If you want to support triggers on your custom data, it is frontent heavy and we won't do it here but there are plenty of examples in the source. (triggers.erb) - you have to write annoying frontend UI to create the triggers in the database, but in the scanloader it is fairly easy to deal with (ctrl+f checkTrigger)

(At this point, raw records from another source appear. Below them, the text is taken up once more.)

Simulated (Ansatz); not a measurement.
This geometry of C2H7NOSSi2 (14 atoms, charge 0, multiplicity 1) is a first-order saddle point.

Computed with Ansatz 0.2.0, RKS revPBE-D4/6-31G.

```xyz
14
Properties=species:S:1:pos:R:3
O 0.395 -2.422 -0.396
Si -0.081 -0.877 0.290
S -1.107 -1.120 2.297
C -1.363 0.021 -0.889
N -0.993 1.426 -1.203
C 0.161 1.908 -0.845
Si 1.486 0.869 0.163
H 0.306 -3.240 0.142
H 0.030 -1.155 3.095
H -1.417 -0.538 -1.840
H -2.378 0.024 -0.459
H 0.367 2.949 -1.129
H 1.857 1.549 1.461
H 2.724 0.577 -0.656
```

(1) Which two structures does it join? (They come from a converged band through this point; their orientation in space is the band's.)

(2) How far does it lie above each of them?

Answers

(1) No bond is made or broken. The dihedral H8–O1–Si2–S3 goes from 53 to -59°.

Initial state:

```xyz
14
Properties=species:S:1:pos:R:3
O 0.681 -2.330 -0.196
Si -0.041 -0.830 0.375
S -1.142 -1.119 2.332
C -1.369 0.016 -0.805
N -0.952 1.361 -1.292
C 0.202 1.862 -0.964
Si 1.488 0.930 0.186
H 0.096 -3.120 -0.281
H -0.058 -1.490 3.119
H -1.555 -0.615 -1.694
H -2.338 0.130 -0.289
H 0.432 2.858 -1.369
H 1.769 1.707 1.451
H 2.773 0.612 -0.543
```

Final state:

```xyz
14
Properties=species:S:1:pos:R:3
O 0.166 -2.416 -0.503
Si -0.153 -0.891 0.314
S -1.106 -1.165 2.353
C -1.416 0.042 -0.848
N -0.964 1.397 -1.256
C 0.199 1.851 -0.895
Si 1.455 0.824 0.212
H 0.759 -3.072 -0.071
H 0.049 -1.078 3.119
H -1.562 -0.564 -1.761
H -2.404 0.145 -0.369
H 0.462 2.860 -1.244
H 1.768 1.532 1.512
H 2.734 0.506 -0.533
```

At this point, we could run pwnVNC manually from the terminal or place our own pwnvnc-*.txt output files in the project directory and they would be parsed and updated in the ui. All we needed to do was write the parser to ingest the data. You could create a trigger here that runs pwnVNC every time a service is discovered and everyone looking at the project will be updated when VNC is found and can explore it further. It would Just Work(tm)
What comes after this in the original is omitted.